As the US maintains its high security alert, The Bahamas has been declared a “soft target” by experts dealing with new threats of a major terrorist attack, it emerged yesterday.
While there is no national alert the country is in a state of “greater watchfulness”, claimed officials. Security precautions have been stepped up in areas considered vulnerable but no details are being released.
The news comes as both the US and Britain adopt high level security in key areas like airports. Heathrow is now under heavy military guard.
While high-profile “symbolic” locations are under special protection in the US and UK The Bahamas is seen as a “soft target” because of the high number of American tourists and resort properties.
The terrorist blast which killed 200 people in Bali last year brought home the possible threat to any resort area used by large numbers of Americans and Europeans.
Brian Bachman , chief of the political/economic section at the US Embassy in Nassau, admitted yesterday that The Bahamas is considered a soft target. This comes in the face of the US maintaining its second highest security alert in response to new threats of terrorist attack.
The Bahamas, said permanent secretary at the Ministry of National Security, Mark Wilson, is not under any national alert, but is exercising “greater watchfulness.”

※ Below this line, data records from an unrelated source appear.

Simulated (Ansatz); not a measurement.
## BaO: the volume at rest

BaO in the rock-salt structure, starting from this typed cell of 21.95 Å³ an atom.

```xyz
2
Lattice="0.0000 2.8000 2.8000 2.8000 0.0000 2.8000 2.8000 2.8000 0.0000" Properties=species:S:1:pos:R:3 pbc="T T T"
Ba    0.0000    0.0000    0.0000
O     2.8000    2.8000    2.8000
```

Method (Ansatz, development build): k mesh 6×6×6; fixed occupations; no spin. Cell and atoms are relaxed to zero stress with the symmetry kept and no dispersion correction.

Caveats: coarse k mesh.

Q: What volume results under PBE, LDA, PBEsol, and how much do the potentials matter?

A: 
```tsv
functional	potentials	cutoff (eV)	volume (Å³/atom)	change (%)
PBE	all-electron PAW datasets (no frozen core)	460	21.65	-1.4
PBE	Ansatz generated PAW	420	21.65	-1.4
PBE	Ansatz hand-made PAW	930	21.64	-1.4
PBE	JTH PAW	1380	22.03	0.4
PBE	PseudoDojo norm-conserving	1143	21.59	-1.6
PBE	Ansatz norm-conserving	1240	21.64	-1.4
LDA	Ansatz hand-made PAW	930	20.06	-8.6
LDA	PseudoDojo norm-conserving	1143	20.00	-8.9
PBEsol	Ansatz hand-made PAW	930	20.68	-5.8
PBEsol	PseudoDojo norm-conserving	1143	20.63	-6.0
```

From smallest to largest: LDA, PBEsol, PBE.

While he could not divulge any of the security measures in place, he said these efforts involve the Royal Bahamian Police and Defence Force, who exercise vigilance over the island’s “large facilities”. These are measures instituted immediately after September 11, 2001.
While Mr. Bachman said The Bahamas is considered a low risk for terrorism, as it does not have a history of terrorist activity and no large Islamic population, there are still areas such persons would want to target.
Attacks on tourist spots in Bali last year, said Mr. Bachman, pointed to the fact that terrorists may consider attacks on “soft targets” such as major hotels and the island’s embassy.